Catsimatidis flirted with entering the 2009 mayoral race, going so far as to hire staffers and set up an exploratory committee. But he never jumped in, and Michael Bloomberg went on to narrowly defeat city comptroller Bill Thompson. (Bloomberg is term-limited and cannot run again.) Late last year, Catsimatidis started a campaign account for the 2013 race and talked publicly of exploring options, sparking speculation that he would again flash some leg before ultimately retreating.

But Catsimatidis now insists he’s all in. “I’m running,” he declares. His potential competitors in the GOP primary include Metropolitan Transportation Authority chairman Joe Lhota, Bronx Borough President (and ex-Democrat) Adolfo Carrion Jr., and newspaper publisher Tom Allon, who switched from Democratic to Republican for this election. Should he win the Republican contest, Catsimatidis could face Democrats City Council Speaker Christine Quinn, city comptroller John Liu, or New York public advocate Bill de Blasio in the November general election.

Catsimatidis, like Allon, used to identify as a Democrat. In the 1990s, he raised huge anounts of money for President Bill Clinton’s reelection campaign. But he jumped to the Republican Party in 2007 because, he explained at the time, doing so gave him clearer path to the general election, with several prominent Democrats rumored to be running. Since then, Catsimatidis has stuck with the GOP and blasted Barack Obama as an inexperienced, ineffective, anti-business president. In December, he drew a comparison between singling out wealthy Americans for tax increases and the Holocaust. “We can’t punish any one group and chase them away,” he asserted on a local teelvision show. “We—I mean, Hitler punished the Jews. We can’t have punishing the 2-percent group right now.” (He subsequently backed away from the Hitler analogy, adding, “I think the rich should pay more in taxes, I agree with that 100 percent, but everybody should feel the pain a little bit.”)

Catsimatidis, not surprisingly, backed Mitt Romney in 2012, raising millions in campaign cash in the New York area for the Romney-Ryan ticket. (He still attends fundraisers for Democrats, he says.)
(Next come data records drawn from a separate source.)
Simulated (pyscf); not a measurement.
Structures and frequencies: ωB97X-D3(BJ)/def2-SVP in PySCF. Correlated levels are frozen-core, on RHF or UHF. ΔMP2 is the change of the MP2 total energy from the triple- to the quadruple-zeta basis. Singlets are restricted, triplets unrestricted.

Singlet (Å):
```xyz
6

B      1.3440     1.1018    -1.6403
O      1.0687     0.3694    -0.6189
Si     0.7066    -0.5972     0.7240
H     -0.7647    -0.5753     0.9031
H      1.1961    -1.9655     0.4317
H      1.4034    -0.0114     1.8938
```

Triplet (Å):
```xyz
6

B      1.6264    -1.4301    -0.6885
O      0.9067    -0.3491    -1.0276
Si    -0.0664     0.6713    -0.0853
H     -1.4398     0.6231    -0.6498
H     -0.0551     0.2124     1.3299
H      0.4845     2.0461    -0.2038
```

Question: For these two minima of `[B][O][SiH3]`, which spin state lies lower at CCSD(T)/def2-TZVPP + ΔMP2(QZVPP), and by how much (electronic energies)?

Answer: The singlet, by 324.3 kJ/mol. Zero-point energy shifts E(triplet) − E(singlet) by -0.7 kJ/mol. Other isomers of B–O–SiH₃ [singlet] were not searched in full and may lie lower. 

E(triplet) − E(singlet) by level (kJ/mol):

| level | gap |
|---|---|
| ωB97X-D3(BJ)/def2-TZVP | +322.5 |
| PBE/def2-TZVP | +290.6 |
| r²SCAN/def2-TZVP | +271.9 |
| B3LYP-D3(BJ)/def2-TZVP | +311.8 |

This Sunday, Catsimatidis is hosting a fundraiser for Senate Minority Leader Mitch McConnell (R-Ky.) at his apartment. Castsimatidis notes that this is his way of thanking McConnell for not impeding the $60 billion Hurricane Sandy relief bill that passed the Senate in December. Asked why he is fundraising for McConnell, who voted against the first Sandy relief bill, Catsimatidis says the Kentucky senator could’ve done much to kill the bill, but elected not to do so. “What should I do instead? Kick sand at McConnell for voting against the measure?” he asks. “No, I say thank you.”